Leadership Candidate John Healey writes on Children’s Centres

Sure Start transforms lives forever. It is one of Labour’s greatest ever achievements and it is under brutal attack by the Tories. Labour Friends of Sure Start believes that the future of our Children’s Centres should be a key issue in this Leadership contest. So we wrote to every candidate for Leader and Deputy Leader of the Party asking their vision for Sure Start. We are publishing their responses this week. Today it is the turn of Deputy Leadership candidate John Healey.

The heart of the case for Sure Start is simple and more important now than ever: there is no better way of closing the attainment gap between kids from disadvantaged backgrounds and their peers than early intervention. This is ensuring equality of opportunity in practice at the start of life when it matters most.
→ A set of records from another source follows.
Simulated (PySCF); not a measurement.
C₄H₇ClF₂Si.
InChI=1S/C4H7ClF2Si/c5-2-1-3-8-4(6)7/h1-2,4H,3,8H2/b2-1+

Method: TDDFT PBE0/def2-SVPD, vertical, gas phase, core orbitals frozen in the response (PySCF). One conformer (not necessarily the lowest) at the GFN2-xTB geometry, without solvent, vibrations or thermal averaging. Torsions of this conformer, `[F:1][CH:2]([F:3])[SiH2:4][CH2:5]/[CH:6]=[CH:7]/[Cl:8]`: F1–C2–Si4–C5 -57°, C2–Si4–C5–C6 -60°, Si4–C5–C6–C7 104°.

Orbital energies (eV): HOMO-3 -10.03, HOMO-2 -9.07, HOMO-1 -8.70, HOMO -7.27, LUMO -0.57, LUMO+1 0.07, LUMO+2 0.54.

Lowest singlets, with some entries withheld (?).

Of all the changes that the 1997-2010 Labour government made to help families with children – the expansion of free early years education for 3 and 4 year-olds, the working and child tax credits, paid paternity leave – Sure Start was perhaps the most important.

As a Minister in the Department for Education and then at the Treasury when I did two spending reviews, I was proud to play a part in this.

But it’s now the very principle not just the provision of Sure Start that is under threat.

The Tory story on the early years has been to de-regulation and crude demand-led funding. But this is entirely the wrong prescription when early years services are beset by patchy quality and sky-high costs.

Sure Start must be an essential element of a long-term strategy for the early years based on a universal service commitment for families with children, with guaranteed funding and standards.

Our imperative in this Parliament must be to make this principled case, but also to ensure in practice that a viable network of children’s  centres stay open.

I’ve seen how Tory cuts have threatened centres in my constituency. In Rotherham the funding for our children’s centres has been cut by £8.6m since 2010, more than half which makes our area the ninth worst hit budget in the country. And just like other Labour MPs, I worked with the council and campaigned to safeguard those centres we can.

Hundreds of children’s centres have closed since 2010 directly as a consequence of increasingly deep funding cuts from Tory ministers, starting with the introduction of the Early Intervention Grant, which according to the Local Government Association was a 32% cut compared to the separate funding streams it replaced.

So as Labour’s Deputy Leader, I’d stand alongside any councillor, party member or MP to help keep these services open. But I’d also make sure as party we never lose the bigger ideal and political argument for why we set Sure Start up in the first place.